Note to curtain-twitchers: if you really want to know what’s going on, knock on the door

Ellen E Jones: Daniel Hambury
Ellen E Jones: Daniel Hambury

What goes on behind closed doors? In Perris, California, the seemingly normal facade of a family home concealed a “horrific” case of alleged abuse. David and Louise Turpin are accused of keeping their 13 children chained to the bed and severely malnourished, an ordeal that only ended when one of the children managed to escape. No government agency ever intervened (despite being registered as a home-school, the Perris house was never inspected) and no neighbour ever came to their rescue, though several have subsequently reported witnessing strange goings-on. So if we really want to know what goes on behind closed doors, why don’t we just knock on the door and ask?

Probably because such “nosy neighbour” behaviour is strongly disapproved of socially, even as, over here, the Government appoints the UK’s very first minister for loneliness. Tracey Crouch MP now has official permission to go door-to-door, checking up on the UK’s nine million lonely people, but the rest of us are still expected to mind our own business.

Keep yourself to yourself and the noise to a minimum and you’re a model citizen; take an interest in the lives of your fellow humans and you’re a curtain-twitching busybody with no life of their own. Meanwhile, even in relaxed social settings, the list of permitted conversation topics is ever-shrinking. You still can’t ask a lady her age or enquire of a gentleman “What do you do?”. Now “How much did that Botox in your forehead set you back?” and “Do your parents pay your rent?” are also off the menu.

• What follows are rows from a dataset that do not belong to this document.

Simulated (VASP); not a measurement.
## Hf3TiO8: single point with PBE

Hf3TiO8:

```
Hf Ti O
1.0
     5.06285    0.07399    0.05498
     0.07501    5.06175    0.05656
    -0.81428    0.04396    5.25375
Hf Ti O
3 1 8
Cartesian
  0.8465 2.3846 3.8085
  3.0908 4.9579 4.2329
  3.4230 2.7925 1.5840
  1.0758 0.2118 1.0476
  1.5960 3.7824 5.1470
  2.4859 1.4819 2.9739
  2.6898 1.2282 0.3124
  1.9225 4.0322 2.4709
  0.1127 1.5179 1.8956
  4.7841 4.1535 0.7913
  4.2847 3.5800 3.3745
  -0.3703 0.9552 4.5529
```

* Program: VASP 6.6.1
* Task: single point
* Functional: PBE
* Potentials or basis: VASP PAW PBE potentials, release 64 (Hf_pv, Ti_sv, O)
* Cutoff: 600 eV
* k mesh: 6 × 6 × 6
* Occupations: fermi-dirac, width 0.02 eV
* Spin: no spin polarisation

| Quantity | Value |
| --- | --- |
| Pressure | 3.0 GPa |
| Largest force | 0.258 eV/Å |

Are you genuinely, non-judgmentally interested in how other people resolve the dilemmas of family versus career? Tough. You also can’t ask someone whether they’re single or have children, and only a reckless fool would venture a “when’s it due?” without first seeing a sonogram signed and dated by a licensed doctor. I know, because I’m a nosy parker who’d ask you all these questions and more, if I could get away with it. I find you absolutely fascinating — what’s so outrageously offensive about that?

This kind of curiosity about the way other people live can come off as rude but I prefer to think of it as a natural impulse akin to sex drive or the urge to eat calorific foods in cold weather. And like these other instincts, it also has a clear evolutionary purpose. Presumably early humans were all up in each others’ business, because living in close-knit, knowledge-sharing groups made it easier to fend off attacks from sabre-toothed tigers.

The dangers we face today are different but it still makes sense to put up with some privacy invasions if it means you’ll have support when needed. We all need it eventually. On the flip side, there’s no shame in jostling for a good view when our neighbours get to dishing the dirt. Provided, that is, you’re willing to stick around and help with the clean-up.

Clemmie is the Churchill to behold

Gary Oldman has got rave reviews as Churchill but another performance in Darkest Hour impresses most. The film depicts those early weeks of the Second World War when few considered Churchill equal to the task ahead. He is often waylaid by doubts — both his and that of his parliamentary colleagues — but the presence of Kristin Scott Thomas, pictured, as Clementine Churchill always serves as a subtle reminder of the greatness to come. Any man who could persuade a woman this magnificent to marry him must contain a wealth of hidden virtues.

Oldman, of course, is up for the awards. His role is more bombastic, plus it involves the kind of physical transformation the Academy loves. In contrast, understated brilliance comes as standard with Scott Thomas — maybe she is the more truly Churchillian of the two. Not only does her cross-Channel career embody entente cordiale more elegantly than any Bayeux Tapestry loan but, like Winston, she’s among the few Britons awarded the French Légion d’honneur.

Maybe Trump should read up on Tom Kerridge’s diet tips

Judging by the press coverage, you’d assume Michael Wolff’s Donald Trump exposé is a global bestseller. In fact, while Fire and Fury tops the US book charts, in the UK it’s been outsold by Tom Kerridge’s Lose Weight for Good. Far be it for me to suggest that the presidential library might also be enriched by a copy of Kerridge’s diet manual, though the “girthers” — conspiracy theorists who believe the President is obese, whatever his doctor says — might well do.

I’d only mention that Lose Weight for Good is also available in TV series form, for those who aren’t bigly into reading.

* With the launch of a recording studio in the Soho branch of Nando’s, chicken shops are confirmed cultural hubs. Just as the culturati of 18th-century London gathered at the coffee house to debate philosophy and ferment revolution, the great and good of the modern world are Nando’s Black Card holders flirting up a storm on the YouTube series Chicken Shop Date.

This spicy-wings salon professes to support ethical farming practices and Red Tractor standards.

If Nando’s could go one step further and commit to free-range chicken, no patron of that studio will feel the need to sing the Battery Farm Blues.